CLINTON FEEDS OFF MEGYN KELLY’S “WAR ON WOMEN” QUESTION: Hillary Clinton has unsurprisingly begun to capitalize on the “war on women” narrative amplified by Fox News’ Megyn Kelly during the GOP presidential debate. Kelly reignited the narrative with the following question posed to Donald Trump:

Mr. Trump, one of the things people love about you is you speak your mind and you don’t use a politician’s filter. However, that is not without its downsides, in particular, when it comes to women.

You’ve called women you don’t like “fat pigs, dogs, slobs, and disgusting animals.” . . .

Your Twitter account has several disparaging comments about women’s looks. You once told a contestant on Celebrity Apprentice it would be a pretty picture to see her on her knees. Does that sound to you like the temperament of a man we should elect as president, and how will you answer the charge from Hillary Clinton, who was likely to be the Democratic nominee, that you are part of the war on women?

Afterwards, Trump amped up the rhetoric and made matters worse when he told a CNN host,”You could see there was blood coming out of her eyes. Blood coming out of her wherever.”

It was utterly predictable that Clinton would eventually capitalize on this #waronwomen opening, and today she did so, according to the Daily Caller:

At a campaign stop in New Hampshire on Monday Hillary Clinton slammed Donald Trump’s recent remarks about Fox News host Megyn Kelly as “outrageous” but said that other Republican men running for president have made equally “offensive” remarks. . . .

“But I think if we focus on that we are making a mistake,” Clinton said of Trump’s remarks. “What a lot of the men on that stage and that debate said was offensive.”

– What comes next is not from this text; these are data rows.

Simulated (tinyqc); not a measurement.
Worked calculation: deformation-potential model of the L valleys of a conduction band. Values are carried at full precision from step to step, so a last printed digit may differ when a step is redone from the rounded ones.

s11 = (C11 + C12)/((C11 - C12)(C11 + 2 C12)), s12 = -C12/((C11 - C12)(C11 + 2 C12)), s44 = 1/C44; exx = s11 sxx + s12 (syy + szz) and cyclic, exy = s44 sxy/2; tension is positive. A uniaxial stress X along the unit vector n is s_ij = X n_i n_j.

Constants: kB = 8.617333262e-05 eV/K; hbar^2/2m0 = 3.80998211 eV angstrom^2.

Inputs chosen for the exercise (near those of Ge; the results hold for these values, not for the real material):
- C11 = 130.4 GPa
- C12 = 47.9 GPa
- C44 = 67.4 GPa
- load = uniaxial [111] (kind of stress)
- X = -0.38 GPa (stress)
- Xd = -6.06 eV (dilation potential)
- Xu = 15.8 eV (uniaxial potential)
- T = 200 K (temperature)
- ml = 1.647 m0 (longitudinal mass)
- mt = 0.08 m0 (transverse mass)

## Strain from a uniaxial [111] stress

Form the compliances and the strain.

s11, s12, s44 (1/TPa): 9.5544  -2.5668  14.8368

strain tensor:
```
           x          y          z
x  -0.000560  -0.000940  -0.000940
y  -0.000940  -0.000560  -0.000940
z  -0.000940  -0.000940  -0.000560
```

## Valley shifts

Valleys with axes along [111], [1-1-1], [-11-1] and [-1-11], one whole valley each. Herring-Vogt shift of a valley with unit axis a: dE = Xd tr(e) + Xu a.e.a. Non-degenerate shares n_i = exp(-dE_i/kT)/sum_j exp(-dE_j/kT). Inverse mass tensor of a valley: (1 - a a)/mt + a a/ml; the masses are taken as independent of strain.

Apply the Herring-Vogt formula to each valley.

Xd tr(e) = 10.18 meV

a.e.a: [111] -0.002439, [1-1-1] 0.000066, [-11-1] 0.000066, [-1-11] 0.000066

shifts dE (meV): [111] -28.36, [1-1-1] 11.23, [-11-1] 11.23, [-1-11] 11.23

“When one of their major candidates, a much younger man, a senator from Florida, says there should be no exceptions for rape and incest, that is as offensive and as troubling a comment as you can hear from a major candidate running for the presidency.”

So Clinton is equating Trump’s crude comment directed at a woman with Rubio’s substantive position on abortion? Nice move. Because, you know, those Republican men “offend” women by supporting human life. And while a recent Gallup poll shows that a slim majority of women presently self-identify as “pro-choice,” longitudinal polling has shown that women’s views shift, with pro-choice versus pro-life majorities altering from year to year. Presumably, according to Clinton, women who hold a pro-life position are “offending” women?

I’m no fan of Trump’s post-debate comments about Kelly. It wasn’t “presidential,” and it was unnecessary. But his initial response to Kelly’s debate query was fundamentally correct, that he (and the country) doesn’t “have time for total political correctness.” And Kelly is a professional woman in a high profile position, and she can certainly handle some insults. She has appropriately said that she is a “big girl” and can “take it.

The thing that bothers me most about the Kelly-Trump exchange is that Hillary Clinton is now going to accept the invitation–issued by Kelly–to reopen and amplify the “Republicans hate women” narrative. In an overt attempt to bring down Trump a notch or two, Kelly’s query has reignited Hillary Clinton’s key campaign issue.